The three cases relied upon by appellant are clearly distinguishable upon their facts. In Finkle v. Tait, 55 Cal. App. 425 [203 P. 1031], the street was wet, it was very dark, the plaintiff was carrying a box on his shoulder which obstructed his vision, the defendant was traveling at a slow rate of speed, and the accident did not happen at an intersection. The distinction seems manifest. In Horton v. Stoll, [55 Cal. App. 2d 387] 3 Cal. App. 2d 687 [40 P.2d 603] the court said: "It was plaintiff's further duty from the position she was in upon the highway to yield to defendant the right of way (California Veh. Act, § 131 1/2c)." Here the contrary was true. In Flores v. Los Angeles Railway Corp., 15 Cal. App. 2d 576 [59 P.2d 856], the plaintiff stepped off the curb contrary to the direction of a police officer and without looking in either direction walked into the side of a street-car which had started to cross the intersection before the signals had changed to indicate that traffic should proceed in the other direction. That the Flores case must be confined to its particular facts is clear from the opinion in Young v. Tassop, 47 Cal. App. 2d 557 [118 P.2d 371], wherein it is distinguished.

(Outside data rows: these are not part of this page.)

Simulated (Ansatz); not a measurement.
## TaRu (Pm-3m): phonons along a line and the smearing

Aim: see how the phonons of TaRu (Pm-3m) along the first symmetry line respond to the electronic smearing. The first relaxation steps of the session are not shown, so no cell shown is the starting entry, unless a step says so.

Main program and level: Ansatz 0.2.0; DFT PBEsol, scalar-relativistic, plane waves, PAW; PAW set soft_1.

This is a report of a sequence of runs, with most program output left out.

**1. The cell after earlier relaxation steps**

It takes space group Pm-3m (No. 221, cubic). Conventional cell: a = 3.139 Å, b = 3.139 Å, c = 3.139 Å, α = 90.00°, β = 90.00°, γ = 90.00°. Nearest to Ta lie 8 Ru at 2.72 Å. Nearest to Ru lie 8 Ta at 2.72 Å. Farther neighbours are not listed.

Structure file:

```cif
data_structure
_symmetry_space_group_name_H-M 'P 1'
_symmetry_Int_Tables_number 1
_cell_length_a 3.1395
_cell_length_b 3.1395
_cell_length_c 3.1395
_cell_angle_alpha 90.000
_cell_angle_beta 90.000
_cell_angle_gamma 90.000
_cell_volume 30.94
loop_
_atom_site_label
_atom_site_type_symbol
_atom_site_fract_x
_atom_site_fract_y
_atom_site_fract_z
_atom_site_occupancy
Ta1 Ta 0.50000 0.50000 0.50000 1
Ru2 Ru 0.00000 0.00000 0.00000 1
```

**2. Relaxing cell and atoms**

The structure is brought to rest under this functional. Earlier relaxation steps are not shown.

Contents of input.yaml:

[2] At the oral argument appellants argued that when plaintiff did observe the car about 70 to 75 feet away he could have avoided the accident by merely taking a step backwards and that it was contributory negligence for him not to have done so. This argument is fallacious for at least three reasons: first, it was not yet apparent that the car could not be stopped before reaching the pedestrian zone, and we certainly cannot say as a matter of law that plaintiff was not entitled to presume that it would be; second, in view of the fact that the point of impact was the right front light, or under appellants' theory the right front fender, the trial court might very properly have concluded that had the car been proceeding at a lawful rate plaintiff would have been clear of its path before it reached the intersection; and third, appellants' car was zigzagging so that the lower court could have concluded that this erratic conduct confused plaintiff and that it was this confusion which caused him to step forward and backward not knowing immediately the safest course to pursue.

This case presents nothing more than the ordinary case of a conflict in the evidence. As we are compelled to reiterate with tiring regularity we cannot disturb a finding based upon such a conflict where there is substantial competent evidence to support it.

The judgment is affirmed.

Sturtevant, J., and Spence, J., concurred.